Expert Insights

Expert Insights

Q&A: Mitigating empty rates

Timothy Morshead QC and James Souter answer queries on schemes to reduce empty rates liability.


My client is paying empty rates for its commercial property while it tries to find a tenant. Can it mitigate its rates liability?




In origin, rates are a tax on occupation of land, not on its ownership. This changed with the introduction of empty rates.

Bolting on a tax on empty property to a tax on occupation has created several anomalies. One of these anomalies might work in favour of ratepayers, like this: empty rates start after three months, but they cease if an occupier can be found who occupies for as little as six weeks. Thus, short-term occupation can “reset” the three-month exemption from empty rates.

Billing authorities are therefore motivated to show that the short-term occupation does not “count” for one reason or another, so that they can collect empty rates on a continuous basis, without any “reset”. For this, in turn, they are motivated to argue that “occupation” has a narrow meaning. But because rating developed as a tax on the occupation of land, rather than ownership of it, the law has developed a broad concept of “occupation” (to capture more tax), not a narrow one. So there is a tension between the general law of rating, and the law of empty rates.

The High Court had to consider this in R (on the application of Principled Offsite Logistics Ltd) v Trafford Council [2018] EWHC 1687 (Admin); [2018] PLSCS 125. Principled were “professional occupiers” occupying otherwise empty property for periods of six weeks by storing boxes (filled with low-value items for eventual resale, but assumed to be worthless for the sake of argument), in return for a share of the rates saved by the owner of the property.
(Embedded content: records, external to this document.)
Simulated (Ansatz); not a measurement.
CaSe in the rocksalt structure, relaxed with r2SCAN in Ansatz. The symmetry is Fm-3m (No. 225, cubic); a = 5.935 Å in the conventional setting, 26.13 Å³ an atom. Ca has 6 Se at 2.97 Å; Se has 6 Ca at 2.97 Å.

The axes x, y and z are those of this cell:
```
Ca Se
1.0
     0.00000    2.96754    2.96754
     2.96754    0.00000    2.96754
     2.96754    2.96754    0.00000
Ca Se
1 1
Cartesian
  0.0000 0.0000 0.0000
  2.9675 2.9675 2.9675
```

The billing authority argued that “occupation” would only count if it achieved some purpose over and beyond the fact of occupation. Principled argued that “occupation” was present wherever there was an outward presence on land coupled with a volition to occupy.

The court agreed with Principled, largely because otherwise it would have had to make a value judgment to distinguish between different activities, each involving similar outward use of land, but producing different legal consequences. There was no appeal to the Court of Appeal.

Thus, on the basis of the law as presently stated, it is relatively straightforward to achieve a significant mitigation of empty rates. Other rates mitigation schemes have also been considered by the courts.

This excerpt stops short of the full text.